For Immediate Release, March 12, 2013
Cathy Junia, IWJ
Nashville, TN – A group of Nashville community leaders and worker advocates are asking city officials to conduct a formal investigation into allegations of wage theft at Music City Center, one of the city’s biggest and most expensive public construction projects.
At a community hearing, Saturday, March 9, several construction workers shared stories of underpayment and intimidation by their respective employers - drywall companies subcontracted by Georgia-based Roswell Drywall. Roswell is the project’s primary interior systems contractor.
“I understand that the pay for [drywall installers] is supposed to be $17.21 per hour. I was paid less,” said one worker employed by subcontractor, Obando Construction. “I did not ask for more because I did not want to be fired for complaining.” Dry wall installers at the convention center were paid at least $3 less than the prevailing rate of $17.21 per hour.

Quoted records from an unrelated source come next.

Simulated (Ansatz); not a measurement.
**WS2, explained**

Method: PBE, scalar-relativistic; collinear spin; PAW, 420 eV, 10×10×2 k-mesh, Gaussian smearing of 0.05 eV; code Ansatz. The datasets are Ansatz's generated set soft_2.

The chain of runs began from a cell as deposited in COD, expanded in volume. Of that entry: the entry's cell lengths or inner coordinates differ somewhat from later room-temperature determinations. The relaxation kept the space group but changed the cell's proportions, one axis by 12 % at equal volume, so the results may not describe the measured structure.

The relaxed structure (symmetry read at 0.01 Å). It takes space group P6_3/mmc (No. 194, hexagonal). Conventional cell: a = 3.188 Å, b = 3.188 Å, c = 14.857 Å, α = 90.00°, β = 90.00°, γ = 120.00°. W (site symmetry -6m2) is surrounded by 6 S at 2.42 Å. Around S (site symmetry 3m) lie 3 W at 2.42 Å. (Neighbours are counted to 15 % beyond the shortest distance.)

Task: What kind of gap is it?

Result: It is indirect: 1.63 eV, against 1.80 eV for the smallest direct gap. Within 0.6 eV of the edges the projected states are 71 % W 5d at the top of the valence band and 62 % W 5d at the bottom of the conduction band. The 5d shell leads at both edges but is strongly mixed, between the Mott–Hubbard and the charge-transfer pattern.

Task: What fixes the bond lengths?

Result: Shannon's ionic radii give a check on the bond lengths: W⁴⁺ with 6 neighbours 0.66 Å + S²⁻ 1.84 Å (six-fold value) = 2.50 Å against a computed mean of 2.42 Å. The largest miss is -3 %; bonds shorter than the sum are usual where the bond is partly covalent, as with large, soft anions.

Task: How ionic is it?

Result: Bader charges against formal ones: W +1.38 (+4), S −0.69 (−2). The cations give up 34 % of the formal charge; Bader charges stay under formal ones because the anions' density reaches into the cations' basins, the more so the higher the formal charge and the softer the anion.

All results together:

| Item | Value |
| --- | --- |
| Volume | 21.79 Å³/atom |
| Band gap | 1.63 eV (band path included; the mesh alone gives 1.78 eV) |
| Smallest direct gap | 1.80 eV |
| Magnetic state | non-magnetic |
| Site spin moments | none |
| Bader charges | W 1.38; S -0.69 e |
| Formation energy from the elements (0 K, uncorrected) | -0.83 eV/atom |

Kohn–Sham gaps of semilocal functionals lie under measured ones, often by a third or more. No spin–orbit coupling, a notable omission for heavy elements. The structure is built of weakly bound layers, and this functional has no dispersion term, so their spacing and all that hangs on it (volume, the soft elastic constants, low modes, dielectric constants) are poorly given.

Intimidation was a common theme in all of the stories. Another worker talked about a supervisor who told workers they could leave if they did not like what they were being paid.
“Roswell’s subcontractors may have underpaid their workers by over a million dollars.” said Matthew Capece of the United Brotherhood of Carpenters. “With the help of the greater Nashville community, underpaid workers will feel more protected if they come forward.”
In separate letters to Nashville Mayor Karl Dean, District Attorney General Victor Johnson III, and Nashville Convention Center Authority Chairman Marty Dickens, the group of community commissioners laid out recommendations to help address the wage theft and intimidation problems at Music City Center:
- Investigate the potential fraudulent behavior of Roswell Drywall subcontractors for cheating workers and taxpayers.
- Appoint an experienced agency other than the Convention Center Authority to investigate complaints from workers paid less than the prevailing rate.
- Create a project labor agreement for future projects to ensure that Tennessee-based construction firms and Tennessee residents get first priority on contracts and jobs.
“When companies agree to hire adequate skilled trades people and then don’t pay them the agreed upon wages, those companies have committed fraud,” the commissioners said. “We are concerned about the workers and their basic rights to a fair practice. We are also concerned about the use of public funds.”
Members of the fact-finding commission: The Rev. Jim Sessions, Interfaith Worker Justice board member; Dr. Melissa Snarr, worker rights advocate; The Rev. Dr. Daryl Ingram, IWJ board member; The Rev. Angela Hawkins, UMC Tennessee Conference Interfaith Council chair, and Ms. Dorit Kosmin, synagogue cantor.
IWJ has been educating, resourcing, and mobilizing the religious community in support of justice for workers and working families since 1996. For more information about IWJ, visit our website www.iwj.org or contact Cathy Junia firstname.lastname@example.org, 773-710-9837.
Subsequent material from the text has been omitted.